|Tesla by far dominated the transfer of ZEV credits in California in 2012. Data: ARB. Click to enlarge.|
Between 1 October 2012 and 30 September 2013, electric vehicle manufacturer Tesla Motors transferred out 1,311.520 ZEV (zero emission vehicle) credits, according to the latest report by the California Air Resources Board (ARB)—by far, the largest of any automaker in the state. The next closest was Toyota, with 507.5 credits; Nissan only transferred 25 credits, and those generated from its PZEVs—not from the LEAF EV.
As of 30 September, Tesla still had a balance of 276.080 credits, according to the data; behind the six major automakers, who are mostly banking their credits.
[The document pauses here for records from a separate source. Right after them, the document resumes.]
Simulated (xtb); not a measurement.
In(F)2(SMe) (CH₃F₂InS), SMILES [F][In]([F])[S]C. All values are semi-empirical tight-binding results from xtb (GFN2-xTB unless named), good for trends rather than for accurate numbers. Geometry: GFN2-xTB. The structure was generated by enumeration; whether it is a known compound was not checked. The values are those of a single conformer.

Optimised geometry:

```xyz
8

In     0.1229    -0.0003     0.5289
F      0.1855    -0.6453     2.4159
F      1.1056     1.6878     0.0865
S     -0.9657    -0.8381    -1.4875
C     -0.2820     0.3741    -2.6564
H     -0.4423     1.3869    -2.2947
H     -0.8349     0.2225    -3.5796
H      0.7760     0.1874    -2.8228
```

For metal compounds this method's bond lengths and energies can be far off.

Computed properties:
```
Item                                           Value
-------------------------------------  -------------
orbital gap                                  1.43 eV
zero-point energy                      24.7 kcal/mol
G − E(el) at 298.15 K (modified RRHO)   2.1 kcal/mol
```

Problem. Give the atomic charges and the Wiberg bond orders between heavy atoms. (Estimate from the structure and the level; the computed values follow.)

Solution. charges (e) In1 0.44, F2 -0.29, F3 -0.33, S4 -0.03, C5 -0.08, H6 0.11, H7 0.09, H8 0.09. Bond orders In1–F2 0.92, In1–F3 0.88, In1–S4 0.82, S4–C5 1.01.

|California ZEV credit balance by automaker, as of 30 September 2013. Data: ARB. Click to enlarge.|
The California ZEV Regulation requires large volume and intermediate volume vehicle manufacturers to bring to and to operate in California a certain percent of ZEVs (such as battery electric and fuel cell vehicles); plug-in hybrids; hybrids; and gasoline vehicles with near-zero tail pipe emissions.
Large volume manufacturers currently include the big six: Chrysler Group, Ford, GM, Honda, Nissan and Toyota. Intermediate manufacturers under the ZEV regulation are BMW, Hyundai, Kia, Land Rover, Mazda, Mercedes Benz, Subaru and Volkswagen.
A vehicle manufacturer’s ZEV requirement is based on a percentage of all passenger cars and light-duty trucks from 0 to 8,500 pounds (lbs.), delivered for sale in California.
There are also other automakers generating credits that do not have ZEV requirements because of the level of their sales; they can, as does Tesla, sell these credits to others.
|California ZEV credit transfers in between 1 October 2012 and 30 September 2013. Data: ARB. Click to enlarge.|
All vehicle manufacturers subject to the ZEV Regulation are in compliance through model year 2012, ARB noted. Positive credit balances represent a successful over-compliance with the ZEV Regulation. Manufacturers can use these balances to provide flexibility in the timing and production of bringing new clean cars to the market to meet the ZEV requirements in coming years.
GM was the leading automaker for acquiring ZEV credits (transfer in), followed by Chrysler. Honda was third.
The Air Resources Board requested that production data beginning in model year 2009 and credit balances in 2010 be made publicly available. This request was incorporated into the Zero Emission Vehicle (ZEV) Regulation and is in section 1962.1(l).
As a result of the ZEV regulation, a total of nearly 3 million vehicles including approximately 500 fuel cell vehicles; 12,500 battery electrics; 29,100 NEVs; 9,200 clean plug-in hybrids; one half million hybrids; and 2.4 million clean gasoline vehicles have come to California through model year 2012, according to ARB data.